Skip to Content

Overview of Taxation on JGBs (Nonresident individuals and foreign corporations)

  Taxation of JGBs varies depending on the bondholders - e.g. resident individuals, domestic corporations, domestic financial institutions, nonresident individuals, foreign corporations - and on the types of bonds.
  A tax exemption scheme for interest, etc., is offered not only to domestic financial institutions and certain corporations, but also to nonresident individuals and foreign corporations.

 

Nonresident individuals and foreign corporations

1. Coupon-bearing bonds, T-Bills and STRIPS

   Interest, etc. on book-entry transfer JGBs (interest on book-entry transfer JGBs or profits from redemption of T-Bills and STRIPS) held by nonresident individuals or foreign corporations without a permanent establishment in Japan are exempt from tax under certain conditions under the tax exemption scheme as described below. Aside from such tax exemption scheme, if there is a tax treaty in effect between Japan and the country of residence of the nonresident individuals or the country where the foreign corporation is located, and the tax rate on interest stipulated under the treaty is set lower than 15%, the withholding tax rate on the interest, etc. from book-entry transfer JGBs will be lowered to match the rate stipulated under the treaty, provided that the relevant procedures have been completed.
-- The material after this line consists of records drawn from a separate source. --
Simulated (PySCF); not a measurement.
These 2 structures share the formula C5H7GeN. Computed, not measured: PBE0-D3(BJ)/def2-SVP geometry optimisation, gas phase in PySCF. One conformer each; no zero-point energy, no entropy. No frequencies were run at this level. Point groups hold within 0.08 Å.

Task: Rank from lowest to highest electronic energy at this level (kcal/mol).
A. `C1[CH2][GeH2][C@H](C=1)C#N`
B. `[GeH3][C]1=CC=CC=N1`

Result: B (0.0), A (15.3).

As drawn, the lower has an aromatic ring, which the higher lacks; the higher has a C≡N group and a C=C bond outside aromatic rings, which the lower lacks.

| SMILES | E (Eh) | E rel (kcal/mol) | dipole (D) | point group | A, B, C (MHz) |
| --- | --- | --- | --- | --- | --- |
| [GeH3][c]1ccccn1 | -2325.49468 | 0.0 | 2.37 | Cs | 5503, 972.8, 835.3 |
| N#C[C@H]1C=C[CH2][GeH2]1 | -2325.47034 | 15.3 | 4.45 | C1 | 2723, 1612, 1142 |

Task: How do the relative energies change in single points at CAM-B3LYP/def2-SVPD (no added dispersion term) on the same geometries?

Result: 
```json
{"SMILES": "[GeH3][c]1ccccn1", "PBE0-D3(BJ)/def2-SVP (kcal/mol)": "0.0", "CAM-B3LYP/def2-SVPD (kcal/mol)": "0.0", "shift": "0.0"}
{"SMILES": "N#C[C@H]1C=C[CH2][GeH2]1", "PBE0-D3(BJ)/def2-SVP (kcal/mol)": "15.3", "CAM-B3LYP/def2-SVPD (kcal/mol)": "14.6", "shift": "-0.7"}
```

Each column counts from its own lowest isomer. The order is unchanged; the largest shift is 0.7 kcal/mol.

  In addition, for coupon-bearing bonds held by foreign corporations with a permanent establishment in Japan, the income tax is withheld, but the income tax withheld will be deducted from their corporation tax.

 

 

2. Bond Gensaki Transactions, etc.

Interest, etc. that foreign financial institutions, etc. receive from specified financial institutions, etc. in Japan on their Bond Gensaki Transactions or Securities Lending Transactions and that those specified foreign corporations receive from specified financial institutions in Japan on their Bond Gensaki Transactions are exempt from tax, provided that certain requirements are met.